Search code examples
pytorchpytorch-lightningattention-modelself-attentionvision-transformer

This code runs perfectly but I wonder what the parameter 'x' in my_forward function refers to


refering to the attention maps in VIT transformers example in: https://github.com/huggingface/pytorch-image-models/discussions/1232?sort=old

This code runs perfectly but I wonder what the parameter 'x' in my_forward function refers to. and How and where in the code the x value is passed to the function my_forward.

def my_forward(x):
        B, N, C = x.shape

        qkv = attn_obj.qkv(x).reshape(
            B, N, 3, attn_obj.num_heads, C // attn_obj.num_heads).permute(2, 0, 3, 1, 4)
        # make torchscript happy (cannot use tensor as tuple)
        q, k, v = qkv.unbind(0) 

Solution

  • This requires a little code inspection but you can easily find the implementation if you look in the right places. Let us start with your snippet.

    • The my_forward_wrapper function is a function generator that defines my_forward and returns it. This implementation is overwriting the implementation of the last block attention layer blocks[-1].attn of the loaded model "deit_small_distilled_patch16_224".

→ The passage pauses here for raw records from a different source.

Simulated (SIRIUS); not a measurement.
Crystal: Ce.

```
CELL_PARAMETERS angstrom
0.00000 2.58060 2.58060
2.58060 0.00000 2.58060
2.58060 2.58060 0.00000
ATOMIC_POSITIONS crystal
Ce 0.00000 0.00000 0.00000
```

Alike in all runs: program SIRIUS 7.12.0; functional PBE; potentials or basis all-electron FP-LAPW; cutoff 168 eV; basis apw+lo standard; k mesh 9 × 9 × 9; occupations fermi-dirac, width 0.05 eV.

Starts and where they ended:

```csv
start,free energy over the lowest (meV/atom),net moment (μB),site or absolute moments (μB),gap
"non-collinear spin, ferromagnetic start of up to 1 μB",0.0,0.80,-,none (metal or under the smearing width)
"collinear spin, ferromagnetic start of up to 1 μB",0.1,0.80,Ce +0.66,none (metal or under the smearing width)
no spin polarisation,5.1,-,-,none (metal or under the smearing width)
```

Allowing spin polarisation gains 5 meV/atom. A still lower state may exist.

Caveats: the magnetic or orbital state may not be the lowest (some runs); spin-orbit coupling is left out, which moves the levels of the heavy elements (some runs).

      model.blocks[-1].attn.forward = my_forward_wrapper(model.blocks[-1].attn)
      
    • What the x corresponds to is the output of the previous block. To understand, you can dive into the source code of timm. The model loaded in the script is deit_small_distilled_patch16_224 which returns a VisionTransformerDistilled instance. The blocks are defined in the VisionTransformer class. There are n=depth blocks defined sequentially. The default block definition is given by Block in which attn is implemented by Attention, the details are given here:

      def forward(self, x: torch.Tensor) -> torch.Tensor:
          B, N, C = x.shape
          qkv = self.qkv(x) \
                    .reshape(B, N, 3, self.num_heads, self.head_dim) \
                    .permute(2, 0, 3, 1, 4)
          q, k, v = qkv.unbind(0)
          q, k = self.q_norm(q), self.k_norm(k)
      
          if self.fused_attn:
              x = F.scaled_dot_product_attention(
                  q, k, v,
                  dropout_p=self.attn_drop.p if self.training else 0.,
              )
          else:
              q = q * self.scale
              attn = q @ k.transpose(-2, -1)
              attn = attn.softmax(dim=-1)
              attn = self.attn_drop(attn)
              x = attn @ v
      
          x = x.transpose(1, 2).reshape(B, N, C)
          x = self.proj(x)
          x = self.proj_drop(x)
          return x
      

      While the implementation - that you provided - overwriting it is:

      def my_forward(x):
          B, N, C = x.shape
          qkv = attn_obj.qkv(x) \
                  .reshape(B, N, 3, attn_obj.num_heads, C // attn_obj.num_heads) \
                  .permute(2, 0, 3, 1, 4)
          q, k, v = qkv.unbind(0)
      
          attn = (q @ k.transpose(-2, -1)) * attn_obj.scale
          attn = attn.softmax(dim=-1)
          attn = attn_obj.attn_drop(attn)
          attn_obj.attn_map = attn
          attn_obj.cls_attn_map = attn[:, :, 0, 2:]
      
          x = (attn @ v).transpose(1, 2).reshape(B, N, C)
          x = attn_obj.proj(x)
          x = attn_obj.proj_drop(x)
          return x
      

      The idea is that the attention map is being cached as an attribute to the attention layer with attn_obj.attn_map = attn, such that it can be inspected after inference.